And David Cronenberg said of the operatic version of his 1986 gothic horror flick The Fly that opens at the Paris Opéra in 2008: “As a director I can only mess it up. I’ve no experience at all.”
Most recently here, the film-maker Sally Potter exhaustively touted her lack of credentials in a raft of articles, interviews and video blogs ahead of her directorial debut with Carmen at the ENO last week. She thought opera “a dinosaur” of an art form. Little wonder the ENO’s artistic director, John Berry, hounded her for a year before she agreed to direct one.
Only, why did Berry hound her? Carmenwas met with a chorus of critical dismay. “I can’t remember when I last saw a Carmenso full of Spanish clichés,” Richard Morrison wrote in The Times. That Potter seemed to lack the most basic elements of stage-craft was a sentiment echoed all across the national newspapers.

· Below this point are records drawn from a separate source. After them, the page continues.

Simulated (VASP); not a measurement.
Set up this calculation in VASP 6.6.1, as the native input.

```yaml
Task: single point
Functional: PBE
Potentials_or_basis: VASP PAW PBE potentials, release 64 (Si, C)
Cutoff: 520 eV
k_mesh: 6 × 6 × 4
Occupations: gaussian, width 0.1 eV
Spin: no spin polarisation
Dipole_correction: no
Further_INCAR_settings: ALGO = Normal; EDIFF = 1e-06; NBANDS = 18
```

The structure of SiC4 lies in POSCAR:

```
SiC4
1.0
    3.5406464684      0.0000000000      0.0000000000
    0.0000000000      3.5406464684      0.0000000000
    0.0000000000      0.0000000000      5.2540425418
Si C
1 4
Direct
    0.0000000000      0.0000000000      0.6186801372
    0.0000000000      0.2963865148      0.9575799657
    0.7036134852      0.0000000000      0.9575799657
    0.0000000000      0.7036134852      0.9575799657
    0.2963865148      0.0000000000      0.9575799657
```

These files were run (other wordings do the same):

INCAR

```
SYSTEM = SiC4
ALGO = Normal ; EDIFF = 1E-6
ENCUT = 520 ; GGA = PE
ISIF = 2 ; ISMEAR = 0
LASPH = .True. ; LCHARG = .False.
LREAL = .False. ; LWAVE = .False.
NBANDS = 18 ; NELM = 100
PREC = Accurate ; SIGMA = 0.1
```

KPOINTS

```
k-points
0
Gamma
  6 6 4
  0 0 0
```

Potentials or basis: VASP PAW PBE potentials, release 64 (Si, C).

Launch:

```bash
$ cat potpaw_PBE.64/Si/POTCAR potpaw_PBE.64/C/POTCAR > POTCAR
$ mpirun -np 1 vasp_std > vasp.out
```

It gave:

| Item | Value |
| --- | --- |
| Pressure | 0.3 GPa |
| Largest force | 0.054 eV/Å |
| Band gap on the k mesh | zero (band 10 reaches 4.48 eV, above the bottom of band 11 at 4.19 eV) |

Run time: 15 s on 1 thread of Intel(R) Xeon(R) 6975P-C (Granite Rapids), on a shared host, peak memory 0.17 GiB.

“Opera is a completely different medium from film and theatre, and we forget that at our peril,” says Graham Vick, currently preparing a stadium-sized La traviata for Birmingham Opera Company. “If you don’t understand what a composer is trying to say musically, you’re not going to be able to express it. If you don’t understand the music, the opera won’t work. It’s that simple.”
On the phone from Athens, where he’s directing Verdi’s Simon Boccanegra for the Greek National Opera, David Alden is equally impassioned. “Give someone with no experience at all a main house opera to direct you have only a 20 per cent chance that it’ll have any lasting value,” he says. “And when you’re talking in the sums of money you have to with an opera” – somewhere in the region of half a million pounds a pop – “that’s decadent decision-making. It’s ludicrous.”
Perhaps it’s Anthony Minghella’s operatic debut with Madam Butterfly at ENO that illuminates most clearly why opera houses would take such vast and public risks on first-time directors. Minghella’s commission brought New York to a standstill last autumn, when it transferred to the Met. It was stunningly successful at drawing new audiences to opera and gained more media attention than any other production in the past ten years.
But Vick’s concern is that, under the resulting influx of theatre and film directors, opera increasingly tries – and fails – to ape the naturalism of those genres. What he calls the “hands in pockets” school of directing, in which singers are asked to act first, and produce the sound however they can, necessarily manacles the music. “Opera is profoundly nonnaturalistic, and it shouldn’t have to apologise for itself. But what really pisses us off is that if enough of the other pieces of a production’s jigsaw are in place, audiences might not notice that only 30 per cent of the expressive power of the music is being released.” David Pountney, who first dazzled British opera in the Eighties at the ENO with a string of sensational, revolutionary productions, takes a more measured view. “It’d be very boring and protectionist to say that somebody who can’t play a Beethoven sonata has no business directing an opera. And it’s often refreshing to see somebody with no preconceptions tackle the big pieces, though it’s true to say that, most of the time, film directors especially make really pointless, pretty operas with lots of other people’s money.”
There’s no denying that cross-fertilisation and new audiences are vital to keep the genre on its toes. But it seems difficult to disagree that it’s a good idea to learn your craft before taking on an entirely new artistic discipline on the largest stages in the Western world.
Then again, as Pountney concludes, “it is perhaps worth remembering that you don’t have to be inexperienced to make bad operas. We’ve all done it.”